I call this braided loaf “Tunnels of Cinnamon” bread for the beautiful tunnels of brown sugar and cinnamon inside the braids. Use moist raisins. If your raisins are dry, soak them in boiling water for 5-10 minutes, then drain and blot. Have all your ingredients at room temperature and ALWAYS AERATE YOUR FLOUR BEFORE MEASURING. - Jenny Jones
- 2 cups bread flour
- 1 packet (2 tsp./7 gms) yeast - instant or active dry
- 1/4 cup sugar
- 1/2 teaspoon salt
- 3/4 cup 1% milk heated to 120-130° F for instant yeast (or 110-120°F for active dry)

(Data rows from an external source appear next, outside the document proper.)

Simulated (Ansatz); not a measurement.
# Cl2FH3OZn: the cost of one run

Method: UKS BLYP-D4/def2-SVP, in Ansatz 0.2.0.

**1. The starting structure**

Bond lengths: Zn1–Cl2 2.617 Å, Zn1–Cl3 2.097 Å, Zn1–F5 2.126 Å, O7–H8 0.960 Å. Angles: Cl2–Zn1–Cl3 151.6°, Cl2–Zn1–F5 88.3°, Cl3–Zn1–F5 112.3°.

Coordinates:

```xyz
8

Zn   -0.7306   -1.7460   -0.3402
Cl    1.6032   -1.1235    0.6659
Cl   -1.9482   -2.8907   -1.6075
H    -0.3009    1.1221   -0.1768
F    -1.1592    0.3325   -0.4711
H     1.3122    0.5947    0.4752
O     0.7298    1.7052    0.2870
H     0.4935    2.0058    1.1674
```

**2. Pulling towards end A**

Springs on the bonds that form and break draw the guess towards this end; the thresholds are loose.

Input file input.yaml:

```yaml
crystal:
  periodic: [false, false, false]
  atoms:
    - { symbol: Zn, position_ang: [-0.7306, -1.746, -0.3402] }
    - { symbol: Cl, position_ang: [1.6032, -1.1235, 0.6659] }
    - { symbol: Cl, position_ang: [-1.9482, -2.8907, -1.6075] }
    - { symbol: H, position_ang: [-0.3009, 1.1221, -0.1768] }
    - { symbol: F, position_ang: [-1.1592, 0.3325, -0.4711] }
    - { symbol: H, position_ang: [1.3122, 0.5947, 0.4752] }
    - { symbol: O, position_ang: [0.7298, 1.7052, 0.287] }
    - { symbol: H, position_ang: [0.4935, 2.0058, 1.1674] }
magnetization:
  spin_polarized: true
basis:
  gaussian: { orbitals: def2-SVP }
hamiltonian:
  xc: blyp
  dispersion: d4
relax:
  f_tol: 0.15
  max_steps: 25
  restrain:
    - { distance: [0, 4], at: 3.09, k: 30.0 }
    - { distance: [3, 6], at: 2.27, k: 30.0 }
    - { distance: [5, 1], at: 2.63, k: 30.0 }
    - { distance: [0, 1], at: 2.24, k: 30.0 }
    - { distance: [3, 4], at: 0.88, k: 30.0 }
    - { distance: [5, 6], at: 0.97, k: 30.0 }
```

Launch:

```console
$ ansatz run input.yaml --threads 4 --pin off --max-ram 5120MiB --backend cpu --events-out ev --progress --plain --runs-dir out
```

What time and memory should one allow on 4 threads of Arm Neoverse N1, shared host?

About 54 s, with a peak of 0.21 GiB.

- 3 Tablespoons oil (canola or extra light olive oil)
- 1 egg
- 1 cup moist golden raisins (I use Sun-Maid)
- 1/4 – 1/2 cup additional flour
- 2 Tablespoons softened butter or transfat-free margarine
- 1/4 cup brown sugar
- 1 Tablespoon cinnamon
- Egg wash: 1 egg yolk + 1 teaspoon water
- Glaze: 1 cup powdered sugar + about 2 Tablespoons milk
- Combine flour, yeast, sugar & salt in a mixing bowl.
- Add warm milk followed by oil and egg.
- Beat with electric mixer on medium-high for 2 minutes.
- Stir in raisins and enough flour to form a mass.
- Transfer to a floured surface and knead 100 turns.
- Cover dough and let it rest for 10 minutes.
- Meantime, line a baking sheet with parchment paper and combine brown sugar & cinnamon in a bowl.
- Roll dough into 9 x 12-inch rectangle. Cut into three 3 x 12-inch strips.
- Spread butter down the center of each strip. Top the butter with narrow rows of the brown sugar mix, keeping away from the edges.
- Pinch the strips closed, moistening the long edges if needed to stick. Go over sealed edges with floured hands to make three sealed ropes with filling inside.
- Form into a braid, tucking in edges. Place on baking sheet. Cover with a towel and let rise in a warm spot for 1 to 1 1/2 hours 'til double in size.
- Brush loaf with egg wash. Bake in preheated oven at 375° F for 25 minutes. If needed, cover with a foil tent the last 10 minutes to prevent over-browning.
- Let rest 10 minutes and top with glaze.